Original source: hash-index-storage-bitcask

File: hash-index-storage/bitcask.py

Date: 2026-05-28

Time: 18:08

`hash-index-storage/bitcask.py`

Purpose

This file implements a Bitcask-style append-only key-value storage engine — the canonical hash-indexed log structure described in DDIA Chapter 3. It owns the full storage lifecycle: writing key-value records to append-only data files, maintaining an in-memory hash index (keydir) for O(1) lookups, and compacting old files to reclaim space from stale/deleted entries.
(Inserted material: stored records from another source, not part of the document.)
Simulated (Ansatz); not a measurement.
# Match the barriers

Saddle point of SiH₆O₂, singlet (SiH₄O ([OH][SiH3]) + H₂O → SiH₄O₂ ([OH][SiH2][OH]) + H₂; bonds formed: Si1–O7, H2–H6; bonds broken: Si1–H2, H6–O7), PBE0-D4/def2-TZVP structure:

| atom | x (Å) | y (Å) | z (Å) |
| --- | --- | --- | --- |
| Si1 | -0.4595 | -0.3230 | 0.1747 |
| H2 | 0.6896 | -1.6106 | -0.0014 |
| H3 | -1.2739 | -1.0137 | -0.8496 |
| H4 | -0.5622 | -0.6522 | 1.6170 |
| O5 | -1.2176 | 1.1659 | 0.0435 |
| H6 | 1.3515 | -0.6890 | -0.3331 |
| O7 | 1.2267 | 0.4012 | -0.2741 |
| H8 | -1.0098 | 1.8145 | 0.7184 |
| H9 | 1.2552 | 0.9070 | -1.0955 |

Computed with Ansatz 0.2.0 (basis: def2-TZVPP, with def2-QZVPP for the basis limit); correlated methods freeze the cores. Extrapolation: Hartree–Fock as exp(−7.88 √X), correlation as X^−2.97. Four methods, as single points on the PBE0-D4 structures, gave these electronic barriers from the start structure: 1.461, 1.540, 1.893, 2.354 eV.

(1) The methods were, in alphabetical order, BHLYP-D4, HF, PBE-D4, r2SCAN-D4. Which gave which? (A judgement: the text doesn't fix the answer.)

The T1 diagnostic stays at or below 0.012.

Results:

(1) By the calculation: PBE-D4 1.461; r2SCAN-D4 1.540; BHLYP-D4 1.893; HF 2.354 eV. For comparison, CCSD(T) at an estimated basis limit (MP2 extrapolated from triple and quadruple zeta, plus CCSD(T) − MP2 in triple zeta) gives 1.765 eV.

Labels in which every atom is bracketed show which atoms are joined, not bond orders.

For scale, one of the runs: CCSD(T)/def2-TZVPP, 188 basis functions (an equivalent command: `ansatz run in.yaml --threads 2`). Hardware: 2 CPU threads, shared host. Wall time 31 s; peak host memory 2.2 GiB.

Bitcask is the simplest practical storage engine that separates the write path (sequential append) from the read path (random seek via index), trading RAM for read performance.

Key Components

Constants

HEADERFORMAT = "<dII" — Little-endian binary record header: 8-byte double timestamp, two 4-byte uint32 for key and value lengths. Total: 16 bytes (HEADERSIZE).
HINTFORMAT = "<IQId" — Hint file entry: fileid (u32), offset (u64), size (u32), timestamp (double). 24 bytes (HINTHEADERSIZE). Used to speed up index rebuilds by avoiding full data file scans.

`KeyEntry` (dataclass)

The in-memory index record. Maps a key to its physical location: which file_id, at what byte offset, how many bytes (size), and the write timestamp. This is the value type in the keydir hash map.

`BitcaskStore`

The main engine. Constructor parameters:

| Param | Default | Role |

|-------|---------|------|

| data_dir | required | Directory for all .data and .hint files |

| maxfilesize | 10 MB | Threshold for rotating to a new data file |

| sync_writes | True | Whether to fsync after every write (durability vs. throughput) |

Core state:

keydir: dict[str, KeyEntry] — the in-memory hash index. This is the only index; every live key has exactly one entry.
file_handles: dict[int, file] — pool of read-mode file handles, keyed by file ID.
activefile / activefile_id — the single writable file (opened in append mode).

Patterns

1. Append-only log with in-memory index — Writes never overwrite; they append a new record and update the keydir pointer. This makes writes sequential and crash-safe (partial writes are just trailing garbage).

2. Tombstone deletion — delete() writes a record with an empty value ("") and removes the key from keydir. During compaction and index rebuild, zero-length values are treated as tombstones.

3. File rotation — When the active file exceeds maxfilesize, it becomes immutable and a new file takes over. Only immutable files are candidates for compaction.

4. Hint files — After compaction, a .hint file is written alongside each merged .data file. Hint files contain only index metadata (no values), so startup recovery can skip the expensive full-scan path via loadhintfile instead of scandatafile.

5. Single-writer model — There is exactly one active (writable) file at any time. All older files are read-only. This avoids write contention without locks.

Dependencies

Imports: Only stdlib — os, struct, time, dataclasses, typing. No external dependencies. This is intentional for a reference implementation.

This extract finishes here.